[Names used in this article are fictitious]
A lawyer has been fined $1,500 for failing to comply with a lawyers standards committee order to reduce a fee he charged.
The committee determined that the failure to comply with the order was unsatisfactory conduct.
Ms Witherfield complained to the Lawyers Complaints Service about the fees that the lawyer, Jorkins, charged for administering her late mother’s estate.
Ms Witherfield was the estate’s administrator and Jorkins was instructed to act as solicitor for the estate. He charged fees of $22,754 plus GST for the estate administration. These were calculated by reference solely to a scale of charges based on the value of the estate.
Before the committee had made a determination, the parties resolved the fees dispute and made a confidential settlement agreement. Ms Witherfield then withdrew her complaint.
The committee, however, considered an important issue had been raised relating to Jorkins’s charging method and decided to continue dealing with the complaint.
A cost assessment was carried out and the cost assessor recommended that a fair and reasonable fee was $6,000 plus GST and disbursements.
The committee determined that Jorkins had breached rule 9 of the Lawyers and Conveyancers Act (Lawyers: Conduct and Client Care) Rules 2008 by charging fees that were unfair and unreasonable. The committee ordered Jorkins to reduce his fees to $6,000 plus GST and disbursements.
The New Zealand Law Society followed up the decision and asked Jorkins to confirm the fees had been reduced and that he had complied with the standards committee orders. Jorkins responded: “We confirm that monies were repaid in February 2015 and all matters have been settled”.
In May 2015 the Lawyers Complaints Service received an evaluation from Ms Witherfield, which said: “I am surprised and disappointed that [Jorkins] was not made to reduce his fee and give us a total refund”.
The committee then resolved to commence an own motion investigation pursuant to section 130(c) of the Lawyers and Conveyancers Act 2006, and advised Jorkins.
Jorkins responded, saying that any breach of the orders (which was denied) was unintentional. He had taken the view that the confidential settlement agreement was an end to his financial obligations to Ms Witherfield and that he was not required to further reduce his fee.

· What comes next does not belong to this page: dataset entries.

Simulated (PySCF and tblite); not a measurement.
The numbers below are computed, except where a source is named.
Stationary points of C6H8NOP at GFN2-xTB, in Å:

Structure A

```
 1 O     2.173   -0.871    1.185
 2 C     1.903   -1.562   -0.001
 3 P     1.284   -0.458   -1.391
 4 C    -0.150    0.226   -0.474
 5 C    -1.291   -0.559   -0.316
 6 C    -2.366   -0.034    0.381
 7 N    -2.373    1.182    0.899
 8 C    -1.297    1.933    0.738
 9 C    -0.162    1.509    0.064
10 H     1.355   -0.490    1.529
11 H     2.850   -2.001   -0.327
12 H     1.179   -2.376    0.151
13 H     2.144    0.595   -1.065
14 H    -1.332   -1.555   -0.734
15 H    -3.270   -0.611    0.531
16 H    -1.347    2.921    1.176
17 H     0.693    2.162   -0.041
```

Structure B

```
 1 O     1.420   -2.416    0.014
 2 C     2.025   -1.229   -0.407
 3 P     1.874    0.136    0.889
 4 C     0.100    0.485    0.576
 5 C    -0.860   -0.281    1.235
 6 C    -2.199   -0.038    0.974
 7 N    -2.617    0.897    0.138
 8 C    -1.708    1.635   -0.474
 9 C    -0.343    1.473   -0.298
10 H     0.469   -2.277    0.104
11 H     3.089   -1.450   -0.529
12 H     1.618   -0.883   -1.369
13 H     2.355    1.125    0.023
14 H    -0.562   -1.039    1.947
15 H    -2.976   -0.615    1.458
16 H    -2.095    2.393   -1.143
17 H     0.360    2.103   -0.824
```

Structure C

Because the committee was aware that a confidential settlement had been reached, it ought not to have made an order reducing the fee, he said. He also said that the private agreement took priority over the committee’s order, such that he was not required to comply with it.
“The committee was of the view that it would undermine the complaints process if a private settlement was able to take priority over a standards committee determination,” the committee said.
“There are public policy considerations to ensure that standards committee determinations are complied with. If any party is unhappy with a decision, then the proper course is to apply to the LCRO for review.”
As well as the $1,500 fine, the committee ordered Jorkins to pay $1,500 costs and reminded him of his obligation to certify that he has complied with all standards committee orders when renewing his practising certificate.